5

I'm trying to fit a logistic regression using glm( family='binomial').

Here is the model:

model<-glm(f_ocur~altitud+UTM_X+UTM_Y+j_sin+j_cos+temp_res+pp, 
           offset=(log(1/off)), data=mydata, family='binomial')

mydata has 76820 observations. The response variable (f_ocur) is 0-1.
This data is a sample of a bigger dataset, so the idea of setting the offset is to account that the data used here represents a sample of the real data to be analysed.

For some reason the offset is not working. When I run this model I get a result, but when I run the same model but without the offset I get the exact same result as the previous model. I was expecting a different result but there is no difference.
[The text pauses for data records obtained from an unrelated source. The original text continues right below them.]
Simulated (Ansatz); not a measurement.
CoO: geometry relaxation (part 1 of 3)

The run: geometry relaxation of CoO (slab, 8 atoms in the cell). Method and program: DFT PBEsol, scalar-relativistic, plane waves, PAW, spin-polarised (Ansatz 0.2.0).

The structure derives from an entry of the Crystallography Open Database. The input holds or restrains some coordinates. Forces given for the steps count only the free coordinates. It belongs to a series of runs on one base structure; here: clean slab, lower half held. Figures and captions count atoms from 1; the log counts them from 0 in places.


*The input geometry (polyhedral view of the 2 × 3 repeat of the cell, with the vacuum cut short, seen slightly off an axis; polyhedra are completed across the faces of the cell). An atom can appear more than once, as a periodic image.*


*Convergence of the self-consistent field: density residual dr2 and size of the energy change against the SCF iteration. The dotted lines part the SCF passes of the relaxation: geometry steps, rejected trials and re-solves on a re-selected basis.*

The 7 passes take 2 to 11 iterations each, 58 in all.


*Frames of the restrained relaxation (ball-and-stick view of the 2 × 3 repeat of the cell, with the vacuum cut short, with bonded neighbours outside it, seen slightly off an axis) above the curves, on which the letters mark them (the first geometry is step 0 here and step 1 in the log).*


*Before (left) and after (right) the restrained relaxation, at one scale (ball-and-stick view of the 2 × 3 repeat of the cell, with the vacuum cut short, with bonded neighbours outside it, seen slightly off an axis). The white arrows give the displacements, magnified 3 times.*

Am I doing something wrong? Should the offset be with the linear predictors? like this:

model <- glm(f_ocur~altitud+UTM_X+UTM_Y+j_sin+j_cos+temp_res+pp+offset(log(1/off)), 
             data=mydata, family='binomial')

Once the model is ready, I´d like to use it with new data. The new data would be the data to validate this model, this data has the same columns. My idea is to use:

validate <- predict(model, newdata=data2, type='response')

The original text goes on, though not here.